Facts are often inconvenient, sometimes disturbing and occasionally alarming.

The plain fact of despicable, degenerate cruelty inflicted on children by grooming gangs, provokes despair.

As I made clear whilst speaking in a recent House of Commons debate, to bring vindictive abusers to justice and show solidarity with their victims, we have a communal duty to seek truth, regardless of how distressing it may be.

MP Sir John Hayes (44527581)
MP Sir John Hayes (44527581)

In Oxford, 373 children, including 50 boys, were targeted by sexual predators over a 16-year period, according to a serious case review.

In Rotherham, 1,500 children—most of them white girls between the age of 11 and 15—were sexually abused.

In Rochdale, nine men who abused girls as young as 13 were convicted over a child sex grooming ring.

The reviews into these horrendous events make clear that concerns about ‘causing offence’ left hundreds of children vulnerable to sexual exploitation.

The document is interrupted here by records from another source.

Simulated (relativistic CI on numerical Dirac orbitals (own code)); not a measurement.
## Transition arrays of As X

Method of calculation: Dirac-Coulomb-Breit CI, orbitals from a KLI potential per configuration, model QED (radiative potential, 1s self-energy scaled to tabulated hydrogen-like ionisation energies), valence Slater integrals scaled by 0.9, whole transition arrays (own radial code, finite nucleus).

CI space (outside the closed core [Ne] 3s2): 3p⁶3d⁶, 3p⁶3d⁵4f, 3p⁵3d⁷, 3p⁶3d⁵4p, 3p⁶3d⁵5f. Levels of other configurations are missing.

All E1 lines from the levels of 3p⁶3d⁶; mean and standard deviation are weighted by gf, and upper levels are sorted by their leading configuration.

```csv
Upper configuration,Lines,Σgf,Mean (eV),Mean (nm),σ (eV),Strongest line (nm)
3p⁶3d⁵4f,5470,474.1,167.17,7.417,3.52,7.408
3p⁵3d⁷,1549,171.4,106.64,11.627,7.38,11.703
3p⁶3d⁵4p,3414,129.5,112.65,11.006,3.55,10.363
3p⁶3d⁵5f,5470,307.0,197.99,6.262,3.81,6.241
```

For amongst the authorities who should have known better, a fiction prevailed, that identifying perpetrators from minority communities – which might risk the spurious charge of ‘racism’ – was somehow inappropriate.

All kinds of people do all kinds of wicked things – from all parts of the country and of all ethnicities, but, as former Home Secretary, Sajid Javid and the current holder of that post, Priti Patel rightly maintain, that is neither a reason nor an excuse for failing to identify and punish paedophiles with common characteristics.

In Rochdale, for example, the evidence is clear – eight of the nine convicted were of Pakistani origin. Accusing elements of the Pakistani community of “burying their heads in the sand”, Mohammed Shafiq, chief executive of the Ramadhan Foundation, said such criminals were “bringing shame on our community”.

That Priti Patel has now insisted that research into the characteristics of grooming gangs will be published is bold and just.

It is high time that all in power follow her lead and deal in hard facts, not utopian fiction.

A common denominator in Oxford, Rochdale and Rotherham, was the use of taxis, used to pick up young girls from care homes and schools .

As the Minister of State for Transport, in 2018 I commissioned a report into taxi licensing with a view to putting safety first.

That report, which was conducted by Professor Mohammed Abdel-Haq on my behalf, looked at how taxis could be made safer, partly informed by the events in Rochdale, Rotherham and elsewhere.

It is imperative that the Government now look again at that report and put its recommendations in to law. To which end, speaking in the House of Commons, I urged Ministers to reconsider effective legislative proposals first proposed by my friend and Labour colleague, Daniel Zeichner MP.

Our nation must work urgently to ensure grooming gangs, whoever they may be, are relentlessly pursued and punished.

We owe that, as a matter of respect, to previous victims and as a matter of care to those who might suffer in the future.

We also owe it to the vast majority of our British Asian community who share my horror at what occurred. We owe it too to our shared conscience, for if we care enough, we must do enough to protect the vulnerable from harm.